DOE still undecided on ethanol import control
MANILA, Philippines - The Department of Energy (DOE) has yet to decide on its stance over the control of ethanol imports.
Energy Secretary Jose Ibazeta said they are still studying the issue, noting whatever decision they make will greatly impact on both the industry and the consumers.
“It’s just that the issue is very complex, similar to the sugar industry where it is cheaper to source abroad than locally. We have to weigh what the benefits are for consumers. It’s something we are studying,” he said.
Ibazeta said the Biofuels Board, the industry’s policy-making body, has also yet to firm up the guidelines in ethanol pricing. “There are still rules to be set by the Biofuels Board on pricing,” he said.
Ibazeta said he wants the DOE policy on ethanol pricing to be on the safe side.
“That’s something I’m trying to avoid,” he said, when asked about the DOE’s policy on ethanol importation.
“I have my own views on subsidies – I don’t believe in giving out subsidies. It’s a matter of making things efficiently. The reason why ethanol plants are expensive is because of their small scale compared to Brazil where facilities are bigger.”
He said there is also no reason to mandate oil companies regarding pricing. “In life, you can’t mandate anyone. That’s the one thing you learn. There’s no such thing as a free lunch. Efficiency will and should always be key, oil companies will always buy from you if prices are uncompetitive. The important thing is not talking about low prices or rate, but you always need to talk about fair prices.”
Last month, the Ethanol Producers Association of the Philippines (EPAP) said they support the DOE’s move to issue a circular on biofuels.
“We strongly support the February circular of the DOE and call on the incoming administration to stand solidly behind the spirit of the Biofuels Law,” the group said, contradicting the oil companies’ position not to recognize the DOE’s authority to control ethanol importation.
EPAP executive director Tetchi Cruz-Capellan cited in their position paper that “the Biofuels Act of 2006 clearly mandates all liquid fuels for motors and engines in the Philippines to contain locally-sourced biofuels.”
“We cannot understand why the oil companies refuse to heed the law,“ said Capellan. “The DOE was empowered by the Biofuels Act to regulate ethanol importation in order to reduce dependence on imported fuels and build local capacity to produce ethanol.”
Brazil, Thailand and Vietnam are aggressively pursuing their respective energy independence agenda. Brazil is the recognized global leader in ethanol production, exporting some 3.5 billion liters of ethanol and supplying the domestic market of approximately 14 billion liters in 2007. Fuel ethanol in Brazil displaces no less than 40 percent of gasoline that would otherwise be used.
“If the Departmentof Energy fails to control the importation of ethanol from Brazil, we are simply replacing Middle East oil imports with Brazilian ethanol imports. This was not the intention of the law. Our national vision, in accordance with the Biofuels Act, is to attain energy independence, protect public health and ecosystems from noxious substances, as well as create rural employment for our people,” Capellan said.

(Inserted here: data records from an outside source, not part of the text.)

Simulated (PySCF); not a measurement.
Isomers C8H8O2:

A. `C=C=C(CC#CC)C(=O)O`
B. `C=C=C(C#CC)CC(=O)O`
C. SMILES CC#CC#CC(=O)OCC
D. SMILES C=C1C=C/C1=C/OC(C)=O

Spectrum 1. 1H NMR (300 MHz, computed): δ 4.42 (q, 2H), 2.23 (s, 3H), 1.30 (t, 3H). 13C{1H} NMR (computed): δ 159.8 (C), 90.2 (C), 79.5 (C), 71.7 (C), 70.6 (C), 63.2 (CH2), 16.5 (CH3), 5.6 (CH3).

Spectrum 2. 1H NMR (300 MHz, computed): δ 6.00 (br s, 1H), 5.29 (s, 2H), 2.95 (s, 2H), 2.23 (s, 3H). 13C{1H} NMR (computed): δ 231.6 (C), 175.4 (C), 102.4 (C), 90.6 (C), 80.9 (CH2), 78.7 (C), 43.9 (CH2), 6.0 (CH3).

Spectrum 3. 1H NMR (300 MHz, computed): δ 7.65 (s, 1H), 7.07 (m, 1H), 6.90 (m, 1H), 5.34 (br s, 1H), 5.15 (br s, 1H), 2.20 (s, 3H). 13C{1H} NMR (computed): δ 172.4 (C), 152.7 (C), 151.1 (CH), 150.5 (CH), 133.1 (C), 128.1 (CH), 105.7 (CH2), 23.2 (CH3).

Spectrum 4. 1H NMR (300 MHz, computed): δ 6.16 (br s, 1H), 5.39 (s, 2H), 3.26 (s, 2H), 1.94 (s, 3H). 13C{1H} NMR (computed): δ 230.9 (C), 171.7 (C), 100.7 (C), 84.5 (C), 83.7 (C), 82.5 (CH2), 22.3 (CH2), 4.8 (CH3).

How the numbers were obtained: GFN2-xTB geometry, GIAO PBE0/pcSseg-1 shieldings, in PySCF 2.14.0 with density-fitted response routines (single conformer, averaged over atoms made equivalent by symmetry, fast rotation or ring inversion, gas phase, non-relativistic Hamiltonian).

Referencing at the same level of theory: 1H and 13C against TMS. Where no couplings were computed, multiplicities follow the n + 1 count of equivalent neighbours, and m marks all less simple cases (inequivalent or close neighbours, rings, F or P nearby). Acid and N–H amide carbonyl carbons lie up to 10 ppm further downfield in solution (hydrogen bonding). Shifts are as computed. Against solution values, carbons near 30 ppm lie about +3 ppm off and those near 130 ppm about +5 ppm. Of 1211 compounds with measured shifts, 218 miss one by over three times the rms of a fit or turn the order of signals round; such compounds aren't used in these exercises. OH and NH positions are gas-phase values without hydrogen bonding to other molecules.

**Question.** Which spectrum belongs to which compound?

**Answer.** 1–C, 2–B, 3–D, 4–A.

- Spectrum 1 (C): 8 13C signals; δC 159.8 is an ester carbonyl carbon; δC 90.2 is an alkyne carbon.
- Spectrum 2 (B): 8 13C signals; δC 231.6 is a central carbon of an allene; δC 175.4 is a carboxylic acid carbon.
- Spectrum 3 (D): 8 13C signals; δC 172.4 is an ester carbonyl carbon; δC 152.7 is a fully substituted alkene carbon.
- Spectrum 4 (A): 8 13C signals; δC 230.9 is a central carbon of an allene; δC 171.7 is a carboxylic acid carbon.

Currently, ethanol imports are levied by the Philippine government with a one percent tariff. This level of protection is practically zero compared to Brazil’s 30-percent import tax and Vietnam’s 20-percent duty. Such uneven playing field slowed the entry of investments in the biofuels sector and consequently undermines the alternative fuels program of the government, EPAP said.
Alto Power Inc, a potential producer of 40 million liters of ethanol, announced last month they would pull out their investments in an ethanol plant project in Cagayan de Oro due to government’s weak support for the industry. This sudden decision to stop all development works in the project has derailed EPAP’s 200-million liter target ethanol output by 2011.
EPAP figures show that only 80 million liters of local ethanol will be produced this year by San Carlos Bioenergy and Roxol Energy. Inc. Another 50 million liters are scheduled to be supplied by Green Futures Inc. when its commercial operations begin in 2011.